- The Washington Times - Monday, March 16, 2009

COLUMBUS, OHIO (AP) - Educators and agriculture advocates in Ohio and other farm belt states say budget proposals would cut funding at many university-based extension programs, even as the grim economy prompts more and more penny-pinching residents to seek out their advice on gardening, canning and do-it-yourself repair projects.

Each state has an extension office at its land grant university along with several local or regional offices. Farmers, consumers, educators and small businesses all rely on extension offices for help and advice.

Officials are bracing for potential layoffs or restructuring at the cooperative extension service programs from Minnesota to Louisiana, as state and county governments that largely fund the programs say they must cut their contributions amid the recession.

“It’s fairly common with the state budgets suffering as much as they are,” said James Wade, director of extension and outreach for the National Association of State Universities and Land-Grant Colleges.

In North Dakota, which has a budget surplus, Gov. John Hoeven recommended a 16 percent increase in state general fund spending for the Extension Service at North Dakota State University, to $21.5 million. The Senate has passed a bill with $21.4 million in general fund spending. The House is still debating the bill.

Ohio allotted about $26.3 million in 2008 for the Ohio State University Extension program. Gov. Ted Strickland’s plan would scale back funding to $21 million in fiscal 2010 and just under $20 million in 2011.

The extension office announced this week that it is cutting 22 of its 235 county educator jobs after two funding reductions. It’s also restructuring its staff and eyeing more layoffs under proposed budget cuts.

With a similar reorganization and funding drop in Minnesota in 2003, many unhappy clients found it difficult to adjust to having less one-on-one service from field agents, said Bev Durgan, dean of extension at the University of Minnesota.

Minnesota is facing another round of proposed cuts, as is economically hard-hit Michigan, where Gov. Jennifer Granholm wants to combine extension and agriculture research budgets and proposes cutting the total funding by half, from $64 million to $32 million.

At Louisiana State University Agricultural Center, officials expect to lose more than 100 extension instructors and staff under Gov. Bobby Jindal’s proposed budget.

“The public has really relied heavily on their parish offices being the door to solutions to local issues,” especially as they rebuild their lives in areas ransacked by hurricanes, extension Director Paul Coreil said. “I think then they’re going to say, ‘What happened?’”
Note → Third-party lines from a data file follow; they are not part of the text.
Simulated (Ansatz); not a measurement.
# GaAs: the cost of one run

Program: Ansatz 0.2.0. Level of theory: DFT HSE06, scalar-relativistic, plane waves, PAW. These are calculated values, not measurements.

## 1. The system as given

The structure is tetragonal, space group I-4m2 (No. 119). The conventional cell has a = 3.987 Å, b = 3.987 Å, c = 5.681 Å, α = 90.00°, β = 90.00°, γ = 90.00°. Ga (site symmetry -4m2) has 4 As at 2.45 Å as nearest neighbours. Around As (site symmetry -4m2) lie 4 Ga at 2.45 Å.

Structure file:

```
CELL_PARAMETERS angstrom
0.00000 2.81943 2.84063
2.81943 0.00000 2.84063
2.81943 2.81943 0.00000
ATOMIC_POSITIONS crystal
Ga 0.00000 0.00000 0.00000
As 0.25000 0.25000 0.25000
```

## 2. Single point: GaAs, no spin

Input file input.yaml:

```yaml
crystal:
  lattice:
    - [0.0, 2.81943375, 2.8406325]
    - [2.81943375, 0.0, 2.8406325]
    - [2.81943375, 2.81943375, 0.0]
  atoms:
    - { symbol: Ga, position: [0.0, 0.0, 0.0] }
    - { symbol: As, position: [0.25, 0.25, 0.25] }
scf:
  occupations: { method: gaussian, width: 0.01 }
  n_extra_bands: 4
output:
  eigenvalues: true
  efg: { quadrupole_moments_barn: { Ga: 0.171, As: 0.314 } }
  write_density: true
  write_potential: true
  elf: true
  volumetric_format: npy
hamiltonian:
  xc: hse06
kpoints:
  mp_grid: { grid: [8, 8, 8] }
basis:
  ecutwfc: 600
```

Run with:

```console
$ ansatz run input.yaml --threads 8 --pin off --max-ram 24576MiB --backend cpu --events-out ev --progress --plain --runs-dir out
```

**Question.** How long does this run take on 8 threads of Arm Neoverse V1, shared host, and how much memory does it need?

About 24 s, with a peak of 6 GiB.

In Ohio, Jay Begg, 51, a farmer in Allen County, has relied on his local extension for everything from pesticide training to leadership skills as a child growing up in the 4-H program.

“I think it’s going to be harder, especially for the guy like me, the part-time farmer or the beginning farmer who has more questions,” he said. But the prevalence of other information sources may make the extension less important than it once was, he said.

That theory doesn’t fly with Tim DeHaven, 62, who co-owns two garden centers in Allen and Hancock Counties and says he regularly contacts the extension for help.

“People like us, we can’t replace what these people do for us,” he said.

The closing is also bad news for the increasing number of residents seeking help with moneysaving projects like canning.

“The unfortunate thing is, at a time when we’re in economic straits, when we are needed more than ever, we’re not going to be able to do the same services, at least not this year,” Allen County extension director Nancy Recker said.